Something about the Champlin Fighter Museum’s Focke-Wulf 190D never seemed quite right.
SOME AIRPLANES JUST LOOK MEANER THAN OTHERS, and Yellow 10, an ultra-rare German Focke-Wulf 190D-13 fighter, is one of them. With an elongated snout housing a massive inverted V-12 engine, three 20-mm cannon, and perfect knife-like proportions, the “butcher bird,” as the Luftwaffe nicknamed it, has always looked as if it would cheerfully go for the throat of any of the other airplanes in its Arizona hangar.
During World War II, D-series 190s—called Doras—could outclimb and outrun anything the Allies put into the air, thanks to a Junkers Jumo 213 E piston engine capable of churning out 2,200 horsepower. (The P-51D Mustang’s Merlin V-12, by comparison, could muster only 1,700 hp.) Doras also featured an almost unfathomably complex mechanical “brain box” which allowed their pilots to concern themselves with only a single power lever while their Allied counterparts had to manage separate propeller, mixture, and throttle controls.

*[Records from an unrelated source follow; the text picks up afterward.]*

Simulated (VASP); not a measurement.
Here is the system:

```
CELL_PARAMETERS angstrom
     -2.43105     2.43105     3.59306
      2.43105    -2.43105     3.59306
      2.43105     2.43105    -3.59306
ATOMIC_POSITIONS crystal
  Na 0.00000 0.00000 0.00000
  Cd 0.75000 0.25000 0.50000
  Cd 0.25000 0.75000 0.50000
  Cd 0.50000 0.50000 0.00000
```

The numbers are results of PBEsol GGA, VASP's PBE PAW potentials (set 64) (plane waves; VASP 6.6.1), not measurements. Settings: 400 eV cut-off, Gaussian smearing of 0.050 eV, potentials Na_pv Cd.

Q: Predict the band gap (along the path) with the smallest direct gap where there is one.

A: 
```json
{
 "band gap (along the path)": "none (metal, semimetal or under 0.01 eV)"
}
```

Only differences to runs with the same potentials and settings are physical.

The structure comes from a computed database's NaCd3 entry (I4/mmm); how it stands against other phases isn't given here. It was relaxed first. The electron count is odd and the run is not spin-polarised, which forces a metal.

For more than two decades, visitors to the Champlin Fighter Museum in Mesa, Arizona, gawked at the dapple-gray Dora without ever realizing that the impressive showpiece was actually a gigantic jumble of mismatched parts. Those in the know had always suspected there was something wrong with Yellow 10 (the name refers to the yellow Luftwaffe squadron number stenciled on its side): The ammo chutes in its wings didn’t line up with the armament, and no one could ever quite manage to get the ailerons connected to the control stick in a logical way.
Academics speculated—but could never prove—that the U.S. Air Force was to blame. Immediately after the war, Yellow 10 and a differently armed variant were brought Stateside for testing, and it’s thought that when the fighters were crated up in the late 1940s for sale on the surplus market, their wings were accidentally switched.
The effort to correct the mismatch gained impetus two years ago, when museum owner Doug Champlin acquired the first of three demilitarized cannon to install in his Dora. “That was when we decided we either needed to make this wing work, or we needed to switch it,” remembers resident museum restorer David Goss.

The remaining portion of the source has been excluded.